A lack of governance (or the lack of understanding of governance) will have long term negative outcomes for a business. Similarly, good governance can turn bad over time if it does not evolve as a business grows.

So how can a business employ governance positively for the long-term success of the business?

This week we are setting out a guiding philosophy for corporate governance and how all businesses can use these principles to create a flexible, appropriate and strong governance culture to create long term success.

The starting point to note is that setting up a governance frameworks is a marathon, not a sprint.

There is virtually no business that starts off with a full governance framework in place. It is idealistic to expect a business to establish a full governance framework during the start-up phase - unless of course this is not the founders’ first business. It will also be in the minority of businesses that the founders understand the importance of governance to create a culture of governance from the very beginning.

While it is a generalisation, in most cases businesses will recognise they require some form of governance as they start to submit accounts or make other regulatory filings. Governance may also be thought of when the first employees are taken on. The results of this are that most businesses develop governance by default rather than by design. This leads to governance evolving only to satisfy external requirements during the early stages.

As a business starts to establish itself as a viable profit-making entity, governance will become more important to the structure and future success of the business. It is at this stage the board would (ideally) understand that governance is a tool to support good decision making, future strategies and compliance with the law.

This stage of corporate development is ideal for the board to create a framework for governance that matches their business and creates a positive culture in which it can grow.

Any framework for a positive governance culture should incorporate these three principles:

Understanding: leaders need to understand the underlying principles of what governance is and why it is important to the success of a business. There are specialised training courses, however, many governance resources are available online for self-education.

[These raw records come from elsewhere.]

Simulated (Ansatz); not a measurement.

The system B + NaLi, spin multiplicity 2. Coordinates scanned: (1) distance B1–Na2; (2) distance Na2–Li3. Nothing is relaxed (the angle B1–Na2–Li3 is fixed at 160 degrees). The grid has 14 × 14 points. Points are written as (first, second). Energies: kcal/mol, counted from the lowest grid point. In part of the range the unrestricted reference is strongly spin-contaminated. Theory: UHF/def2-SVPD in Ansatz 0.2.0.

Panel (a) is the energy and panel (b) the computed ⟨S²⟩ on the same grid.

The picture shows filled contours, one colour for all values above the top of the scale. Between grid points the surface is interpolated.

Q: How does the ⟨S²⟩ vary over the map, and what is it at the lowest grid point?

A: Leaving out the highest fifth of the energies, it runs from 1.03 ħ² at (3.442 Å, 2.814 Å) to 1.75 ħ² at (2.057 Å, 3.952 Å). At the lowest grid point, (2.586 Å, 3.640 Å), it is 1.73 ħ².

Honest discussion of the purposes and principles of governance by the whole board are paramount to understanding and embracing governance for the needs of a particular business. For example, some directors may need assistance to fully understand the financial elements of the business, or to understand the risk elements of making certain strategic decisions. Governance is a continual process and changes over time, therefore education and understanding of governance must always be on the mind of the board.

Implementing: A knowledge of governance is pointless unless it is used within and in the best interest of the business. Once governance is understood it can be incorporated with the flexibility required for specific business needs – this is in contrast to the checkbox mentality of many corporates. Understanding why a certain process is required - as well as educating those following or in charge of the process - will help avoid resistance to change and encourage adherence.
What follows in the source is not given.